Tuesday, October 26, 2010

The commitment test

It occurred to me today that I seriously lack commitment to my programme. I came away from today feeling a great sense of cowardly weakness, and a true lack of commitment to my own cause...that of achieving my own life goals. Yes, yes, it is bad grammar to use the same word twice, but I am sure this whole article is going to thrash this word out thoroughly.

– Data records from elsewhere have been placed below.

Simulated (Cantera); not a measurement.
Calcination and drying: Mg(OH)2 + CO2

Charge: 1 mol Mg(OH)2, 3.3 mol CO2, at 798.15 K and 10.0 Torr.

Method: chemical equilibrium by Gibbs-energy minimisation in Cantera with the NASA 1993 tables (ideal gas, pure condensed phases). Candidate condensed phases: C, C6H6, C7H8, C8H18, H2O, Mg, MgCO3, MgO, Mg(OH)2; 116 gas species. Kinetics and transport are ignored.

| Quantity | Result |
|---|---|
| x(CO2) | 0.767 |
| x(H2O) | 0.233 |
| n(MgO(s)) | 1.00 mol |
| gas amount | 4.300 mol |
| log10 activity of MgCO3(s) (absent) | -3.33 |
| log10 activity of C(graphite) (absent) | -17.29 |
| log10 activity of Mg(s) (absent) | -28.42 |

The greatest sources of commitment seem to be failures, serious disappointments particularly directed at you from someone else, and loss. This can be loss of health, loss of wealth, loss of opportunities or anything of such a value that the loss of which cannot be simply ignored, for this is it's very job. The interesting thing is I have got to the stage where I have detached myself from the physical realm....but this has created a interesting predicament. It is like, I have awoken within the Matrix but, I have not aligned myself to a direction on the other side of the current illusion. This has had the effect of me being not yet connected well enough to my true nature. I have become acutely aware that I am in a body that is being used by a hang of a lot more entities other than myself. It is like I have woken up...realising I am on a wild horse that is rampantly galloping where ever it pleases, without any direction...purely living in the moment. Now normally I would have said this is ideal...however the idea of living in the moment, is to be aware of the many individual moments that are aligned to the greater purpose of life. The type of living in the moment I have been doing is more of stepping aside and allowing my body to be used by other entities, simply because I don't have control of it myself. I am not taking charge. To do this, I need to have a higher cause - something worthy of effort. Otherwise I can just go on being a bum and not care if I eat for the sake of eating (cause someone or something else wants the experience).